25 Principles of Effective and Efficient Learning

Take advantage of what has been discovered about how we all learn to improve yourself and your grades.

1. Ideas that are connected need to be studied together (contiguously) in space and time. If one concept refers to another concept, study them together. (Education term: Contiguity Effects.)

2. Concepts benefit from being grounded in actual experiences, particularly at early stages of learning. Visualize a picture of the concept, observe how it functions over time, and think about manipulating its parts and aspects. If you can do this physically, it will be that much stronger. (Education term: Perceptual-Motor Grounding.)

3. Materials studied in multiple ways (verbal, visual, and multimedia) form richer representations in your brain and are easier to recall than just one form of media. Use all the ways that you can find. (Education term: Dual Code and Multimedia Effects.)

4. Testing enhances your recall and slows your forgetting when aligned with important content. Do the self-tests at the end of each chapter and practise with any supplemental tests given to you by your instructor. (Education term: Testing Effect.)

5. Studying materials and self-testing over a number of sessions (spaced schedules) produces better long-term retention than a single study session or test. Schedule your study time in small chunks of 30 minutes to an hour with a break of at least 15 minutes between. (Education term: Spacing Effect.)

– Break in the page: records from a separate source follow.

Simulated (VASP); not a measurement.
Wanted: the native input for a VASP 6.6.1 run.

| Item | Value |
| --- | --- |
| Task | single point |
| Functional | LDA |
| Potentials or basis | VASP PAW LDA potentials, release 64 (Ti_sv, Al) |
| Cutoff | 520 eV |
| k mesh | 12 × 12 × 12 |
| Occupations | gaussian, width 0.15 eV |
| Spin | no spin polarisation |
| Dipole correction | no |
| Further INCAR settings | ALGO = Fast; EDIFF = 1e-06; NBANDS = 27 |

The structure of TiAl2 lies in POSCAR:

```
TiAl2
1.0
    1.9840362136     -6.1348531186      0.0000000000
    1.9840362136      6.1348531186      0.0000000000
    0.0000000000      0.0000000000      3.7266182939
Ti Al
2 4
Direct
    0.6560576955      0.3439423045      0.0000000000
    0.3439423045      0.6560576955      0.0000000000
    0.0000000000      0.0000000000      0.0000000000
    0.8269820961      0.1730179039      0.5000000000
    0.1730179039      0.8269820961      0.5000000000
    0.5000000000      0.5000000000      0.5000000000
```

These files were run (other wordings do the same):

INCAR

6. You keep materials more accessible in memory when you are aware that you will need it later, such as when you expect a final exam on what you are studying or can see how it will be applied in another course or activity. (Education term: Exam Expectations.)

7. Learning is strengthened when you produce answers compared to only recognizing answers. Use the Cornell Method in your note taking and particularly focus on Step 3: Recite, which asks you to recall and expand information using only your summary notes. (Education term: Generation Effect.)

8. Get organized by outlining, integrating, and synthesizing information that has you actively engaged with the material to-be-learned. This leads to better understanding and long-term retention. When you are only re-reading materials your learning is much lower. (Education term: Organization Effects.)

9. Look for the connections in the main ideas that you are learning. Materials and multimedia that explicitly link related ideas and minimize distracting irrelevant material are the best types to use. (Education term: Coherence Effect.)

10. Stories have concrete characters, objects, locations, plot, themes, emotions, and actions which relate to everyday experiences Stories and cases tend to be remembered better than lectured or read facts. Find the story in the materials you are learning. Use the case studies in the textbook or those supplied by your instructor. (Education term: Stories and Example Cases.)

11. Abstract concepts can be difficult to grasp. Your understanding improves with multiple and varied examples. Listen for the ones your instructor provides, look for them in your text, and search for them in your own life experiences. (Education term: Multiple Examples.)

12. You benefit from timely feedback on your performance in a learning task and after testing. When you get feedback, verbal or written, study it for clues as to the next steps you should take. (Education term: Feedback Effects.)

13. We can learn wrong information, particularly by only guessing, but this can be corrected when feedback is immediate and followed. Always correct your mistakes as soon as you know they are incorrect. (Education term: Negative Suggestion Effects.)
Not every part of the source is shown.